Optimizing Zabbix Monitoring for Linux and Windows Systems
This article provides a comprehensive guide on configuring and optimizing Zabbix agent monitoring for Linux and Windows, covering agent types, passive and active modes, macro variables, LLD macros, CPU/memory/file‑system metrics, and Windows service, performance counter, and event‑log monitoring.
Zabbix uses its built‑in agent to monitor OS metrics; after installing the agent, templates can be linked in the frontend, and custom items can be created with system.run[command,<mode>] when needed.
The article explains the selection and optimization of OS‑related items for both Linux and Windows, covering agent‑type keys, passive vs active modes, and when to use each based on environment size.
For Linux, it recommends setting most discovery rules to passive mode, adjusting polling intervals (e.g., 1 min for CPU/memory, 1 h for informational items), disabling unused triggers, and using macro variables such as {$CPUIOWAIT} to fine‑tune thresholds.
It also shows how to use LLD macro variables, e.g., {host:vfs.fs.size[{#FSNAME},pfree].last()}<{$LOW_SPACE_LIMIT:"{#FSNAME}"} , and how to set host‑level macros to override template defaults.
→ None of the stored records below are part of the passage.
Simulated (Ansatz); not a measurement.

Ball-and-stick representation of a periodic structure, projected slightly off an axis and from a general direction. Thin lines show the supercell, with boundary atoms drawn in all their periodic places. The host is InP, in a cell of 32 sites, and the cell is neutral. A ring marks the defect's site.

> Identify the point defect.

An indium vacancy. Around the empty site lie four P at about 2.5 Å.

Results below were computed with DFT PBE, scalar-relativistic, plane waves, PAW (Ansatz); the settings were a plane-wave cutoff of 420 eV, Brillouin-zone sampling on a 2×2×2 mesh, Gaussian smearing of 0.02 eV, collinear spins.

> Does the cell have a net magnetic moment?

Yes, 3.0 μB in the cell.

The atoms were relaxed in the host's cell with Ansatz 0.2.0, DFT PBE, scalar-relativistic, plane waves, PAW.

Memory monitoring keys are listed with explanations (total, free, active, etc.), and the article advises using pavailable for alerts.
File‑system items are streamlined to three key metrics (total, used, percent used) to reduce load.
For Windows, the guide suggests disabling the default service discovery, enabling it per host when needed, and using the perf_counter[ ,<interval>] and eventlog[ , , , , , , ] keys to monitor performance counters and event logs, with a brief description of their parameters.